Hacker Newsnew | past | comments | ask | show | jobs | submitlogin

Yes, someone in another thread is discussing about skill sets to be learned to engineer software, but I think academy already does a decent job.

To engineer a good architecture you need time to thoroughly think and explore alternatives. Coupled with deep field knowledge and an even deeper know how, gained by means of experience. And to build the best is impossible by definition: you can only hope to build a better one.

I didn't know what a fast programmer was until I had to work with one. The king of copy and paste. All his neurons on his fingertips. He showed to me that thinking with their hands wasn't limited to manual workers. Luckily for me, his awesome speed allowed me to become his "boss" a couple of months after being hired. And I'm not being sarcastic here. The manager saw he was better left typing and me better left thinking.



That's why, perhaps, in pre-Java era, in good schools they taught "big ideas in CS" instead of Java syntax and how to OO everything.

Algorithms, Data Structures and reasoning behind them, Scheme courses of CS basics (based on SICP) and Operating Systems, so a student could understand the principles and design decisions.

Then such student could code in any language, because syntax and common idioms are much less important than appropriate data structures and processes. Then, perhaps, they will use a modern file-system as a database (like this very site back-end does) instead of bullshitting each other about what re-implementation of optimized in-kernel routines in Java is more popular, etc.

I know syntax of about dozen languages, but I am inferior programmer due to lack of appropriate theoretical background. I could spent days trying to figure out, should a request be a closure or an assoc or this fancy but costly "persistent-map", and these nuances like aliasing and locality in Clojure and CL.

Of course, one could always Ctrl-C/Ctrl-V from millions of online tutorials and "get shit done", but I cannot write anything without understanding why this instead of that, not because they say so in some narcissistic, over-confident blog-post. Thank god programming is my hobby, not my job.

So, it is not about syntax or how pointers were arranged (in structures and ADTs or in classes and objects) it is about whats and whys instead of hows. Coding is easy. Programming is difficult.


> I know syntax of about dozen languages, but I am inferior programmer due to lack of appropriate theoretical background. I could spent days trying to figure out, should a request be a closure or an assoc or this fancy but costly "persistent-map", and these nuances like aliasing and locality in Clojure and CL.

I have a deep understanding of various areas of CS and maths and I never resort to "Ctrl-C/Ctrl-V" to get things I don't understand done. I rather spend enough time to understand them. Every. Single. Time. Ah, and I didn't attend a university almost at all.

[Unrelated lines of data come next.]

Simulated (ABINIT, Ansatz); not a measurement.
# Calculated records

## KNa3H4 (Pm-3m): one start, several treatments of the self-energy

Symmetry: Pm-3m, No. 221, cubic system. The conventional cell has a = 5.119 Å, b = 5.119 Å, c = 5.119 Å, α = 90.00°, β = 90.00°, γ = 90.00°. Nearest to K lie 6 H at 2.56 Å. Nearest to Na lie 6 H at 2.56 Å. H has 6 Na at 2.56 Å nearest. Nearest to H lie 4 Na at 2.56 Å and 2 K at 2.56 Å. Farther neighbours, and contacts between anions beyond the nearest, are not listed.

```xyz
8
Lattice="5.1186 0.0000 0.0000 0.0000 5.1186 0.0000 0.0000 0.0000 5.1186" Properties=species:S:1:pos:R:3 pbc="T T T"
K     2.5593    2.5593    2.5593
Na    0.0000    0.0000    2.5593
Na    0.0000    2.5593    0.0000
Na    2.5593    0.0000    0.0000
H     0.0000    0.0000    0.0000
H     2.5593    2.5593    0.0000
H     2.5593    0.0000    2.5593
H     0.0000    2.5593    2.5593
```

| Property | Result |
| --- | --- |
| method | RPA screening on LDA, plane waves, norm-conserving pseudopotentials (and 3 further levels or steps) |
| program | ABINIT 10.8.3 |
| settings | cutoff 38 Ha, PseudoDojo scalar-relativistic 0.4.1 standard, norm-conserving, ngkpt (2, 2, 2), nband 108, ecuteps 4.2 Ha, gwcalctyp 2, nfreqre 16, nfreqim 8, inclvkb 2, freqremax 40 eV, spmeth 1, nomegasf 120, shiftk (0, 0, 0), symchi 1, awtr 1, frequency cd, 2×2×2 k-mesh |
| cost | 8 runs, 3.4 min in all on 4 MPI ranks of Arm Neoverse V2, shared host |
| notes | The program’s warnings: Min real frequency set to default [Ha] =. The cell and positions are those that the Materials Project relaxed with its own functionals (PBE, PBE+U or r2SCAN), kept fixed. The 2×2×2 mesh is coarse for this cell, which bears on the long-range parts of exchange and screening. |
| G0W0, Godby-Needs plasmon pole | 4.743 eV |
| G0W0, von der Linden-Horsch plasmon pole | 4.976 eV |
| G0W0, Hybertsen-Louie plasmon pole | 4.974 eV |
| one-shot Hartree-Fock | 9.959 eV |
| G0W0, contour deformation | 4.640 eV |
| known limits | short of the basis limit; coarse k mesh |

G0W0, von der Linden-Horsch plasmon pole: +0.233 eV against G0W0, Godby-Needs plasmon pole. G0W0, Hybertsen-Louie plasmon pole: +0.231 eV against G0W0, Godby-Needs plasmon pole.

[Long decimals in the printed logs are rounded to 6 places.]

You could do the same, you know? If I could learn all of this, without any help from friends or from lecturers or from senior programmers (until very late in my learning), basically with books alone (from a library - that was before the Internet!), then you could have done this easily. But you didn't and now you're whining and shifting the blame and making others responsible for your personal failure to learn.

Really, stop that and start learning for yourself, it's not too late!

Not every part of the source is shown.